Very well then, atheism is too simple. And I will
tell you another view that is also too simple. It is the view I call
Christianity-and-water, the view which simply says there is a good God in
Heaven and everything is all right-leaving out all the difficult and terrible
doctrines about sin and hell and the devil, and the redemption. Both these are
boys' philosophies.
It is no good asking for a
simple religion. After all, real things are not simple. They look simple, but
they are not. The table I am sitting at looks simple: but ask a scientist to
tell you what it is really made of-all about the atoms and how the light waves
rebound from them and hit my eye and what they do to the optic nerve and what
it does to my brain-and, of course, you find that what we call "seeing a
table" lands you in mysteries and complications which you can hardly get
to the end of. A child saying a child's prayer looks simple. And if you are
content to stop there, well and good. But if you are not-and the modern world
usually is not-if you want to go on and ask what is really happening- then you
must be prepared for something difficult. If we ask for something more than
simplicity, it is silly then to complain that the something more is not
simple.
Very often, however, this
silly procedure is adopted by people who are not silly, but who, consciously or
unconsciously, want to destroy Christianity. Such people put up a version of
Christianity suitable for a child of six and make that the object of their
attack. When you try to explain the Christian doctrine as it is really held by
an instructed adult, they then complain that you are making their heads turn
round and that it is all too complicated and that if there really were a God
they are sure He would have made "religion" simple, because
simplicity is so beautiful, etc. You must be on your guard against these people
for they will change their ground every minute and only waste your tune.

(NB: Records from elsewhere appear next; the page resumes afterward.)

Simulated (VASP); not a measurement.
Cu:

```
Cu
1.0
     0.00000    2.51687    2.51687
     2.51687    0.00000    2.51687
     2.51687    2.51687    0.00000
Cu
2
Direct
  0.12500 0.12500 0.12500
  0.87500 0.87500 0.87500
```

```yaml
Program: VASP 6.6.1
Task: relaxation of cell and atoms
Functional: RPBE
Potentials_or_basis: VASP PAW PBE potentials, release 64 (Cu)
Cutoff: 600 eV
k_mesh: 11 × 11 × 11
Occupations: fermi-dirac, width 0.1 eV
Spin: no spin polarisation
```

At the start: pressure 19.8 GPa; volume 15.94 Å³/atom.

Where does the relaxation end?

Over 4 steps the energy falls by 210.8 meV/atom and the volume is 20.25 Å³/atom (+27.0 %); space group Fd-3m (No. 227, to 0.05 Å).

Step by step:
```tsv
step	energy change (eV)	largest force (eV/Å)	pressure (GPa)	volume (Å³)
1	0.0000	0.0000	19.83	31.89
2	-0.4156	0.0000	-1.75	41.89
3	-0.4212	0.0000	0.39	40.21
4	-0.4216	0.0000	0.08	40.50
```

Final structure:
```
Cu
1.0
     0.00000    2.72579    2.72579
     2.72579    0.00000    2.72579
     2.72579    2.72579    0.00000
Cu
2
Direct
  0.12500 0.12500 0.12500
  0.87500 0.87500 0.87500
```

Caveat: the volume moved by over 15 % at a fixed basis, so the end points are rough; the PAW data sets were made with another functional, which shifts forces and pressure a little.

Notice, too, their idea of God "making religion simple": as if
"religion" were something God invented, and not His statement to us
of certain quite unalterable facts about His own nature.
Besides being complicated,
reality, in my experience, is usually odd. It is not neat, not obvious, not
what you expect. For instance, when you have grasped that the earth and the
other planets all go round the sun, you would naturally expect that all the
planets were made to match-all at equal distances from each other, say, or
distances that regularly increased, or all the same size, or else getting
bigger or smaller as you go farther from the sun. In fact, you find no rhyme or
reason (that we can see) about either the sizes or the distances; and some of
them have one moon, one has four, one has two, some have none, and one has a
ring.
Reality, in fact, is usually
something you could not have guessed. That is one of the reasons I believe
Christianity. It is a religion you could not have guessed. If it offered us
just the kind of universe we had always expected, I should feel we were making
it up. But, in fact, it is not the sort of thing anyone would have made up. It
has just that queer twist about it that real things have. So let us leave
behind all these boys' philosophies-these over-simple answers. The problem is
not simple and the answer is not going to be simpler either.